Communications that do no more than identify a national securities exchange symbol of the member or identify a security for which the member is a registered market maker are excluded from FINRA filing. These minimal-content communications do not contain investment recommendations or detailed product descriptions, so the regulatory concerns motivating filing requirements do not apply. Communications promoting services, recommending specific funds, or recommending related products like ETFs from a fund family carry investment content and are subject to filing requirements.
Section 3 of 3~10 min · 3 concept checks
Product-Specific Rules & Research
Product-Specific Communication Rules — What the Exam Tests Most
Three product areas carry their own communication rules on top of the general Rule 2210 framework, and each one hides a detail the exam likes to pull out:
Options: retail options communications run through a separate gate. Every retail options communication needs advance approval from a Registered Options Principal (the Series 4), and any options communication used before the ODD is delivered must also be submitted to FINRA at least 10 calendar days before first use.
Variable annuities and variable life insurance: sales literature must clearly explain the insurance aspects, surrender charges, and the long-term nature of the investment. Performance projections beyond the assumed interest rate are prohibited.
Municipal fund securities (529 plans): retail communications need plain-language explanations of fees, investment risk, and the tax consequences of non-qualified withdrawals.
Independent Research and the Product-Specific Fine Print
Independent Third-Party Research
A registered representative may hand clients research written by an independent analyst, but the attribution rules are unforgiving. Reproducing an outside report on the firm's letterhead without naming the actual author misleads the recipient about whose analysis it is, and that is exactly what the rule prohibits.

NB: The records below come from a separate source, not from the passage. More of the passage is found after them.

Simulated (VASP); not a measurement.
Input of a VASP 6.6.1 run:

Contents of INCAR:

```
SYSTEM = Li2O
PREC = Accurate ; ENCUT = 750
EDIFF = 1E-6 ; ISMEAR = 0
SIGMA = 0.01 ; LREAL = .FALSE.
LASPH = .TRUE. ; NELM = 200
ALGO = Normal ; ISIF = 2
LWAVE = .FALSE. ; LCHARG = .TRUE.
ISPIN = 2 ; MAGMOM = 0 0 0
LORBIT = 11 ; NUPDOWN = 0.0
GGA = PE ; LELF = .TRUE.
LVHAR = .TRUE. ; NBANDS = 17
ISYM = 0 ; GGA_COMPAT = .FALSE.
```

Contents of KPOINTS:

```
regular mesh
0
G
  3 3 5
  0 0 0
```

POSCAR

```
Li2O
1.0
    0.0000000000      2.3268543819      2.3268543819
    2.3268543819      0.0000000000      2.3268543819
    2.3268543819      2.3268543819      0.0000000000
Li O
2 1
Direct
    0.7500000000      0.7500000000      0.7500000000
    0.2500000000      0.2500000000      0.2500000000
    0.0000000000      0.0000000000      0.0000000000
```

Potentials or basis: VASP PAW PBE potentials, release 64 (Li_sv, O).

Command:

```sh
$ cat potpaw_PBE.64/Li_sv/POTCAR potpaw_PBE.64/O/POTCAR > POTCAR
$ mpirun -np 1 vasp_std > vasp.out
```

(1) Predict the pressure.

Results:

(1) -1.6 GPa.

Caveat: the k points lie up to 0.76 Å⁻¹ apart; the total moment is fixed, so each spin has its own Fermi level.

The rule: independent research may be distributed to clients only when the source is clearly disclosed. A representative cannot rebadge another firm's research as the broker-dealer's own work product, and it makes no difference whether the recipients are a select few or the general public.
More Product Rules: CMOs, Fund Performance, and Rankings
CMOs: Retail communications must use the term "Collateralized Mortgage Obligation" (not abbreviations only) and explain that CMOs are not direct U.S. government obligations.
Mutual funds: Performance data must be standardized: 1-year, 5-year, and 10-year average annual total returns, current to the most recent calendar quarter end.
Mutual fund rankings: Rankings published by the firm itself (rather than by an independent ranking organization) require pre-filing with FINRA 10 business days before first use.
Variable contracts: Performance illustrations must reflect all charges, fees, and expenses to fairly represent realistic investor outcomes.
Webinars and social media: Rule 2210 follows the communication onto any platform. The recipient count in the 30-day window still drives the category: a live webinar to 50 retail prospects is retail communication; the same webinar to 20 retail prospects is correspondence.
Concept Check
Collateralized mortgage obligations (CMOs) are a type of asset-backed security commonly described in retail communications. What types of underlying assets typically back the CMOs that broker-dealers discuss in such communications?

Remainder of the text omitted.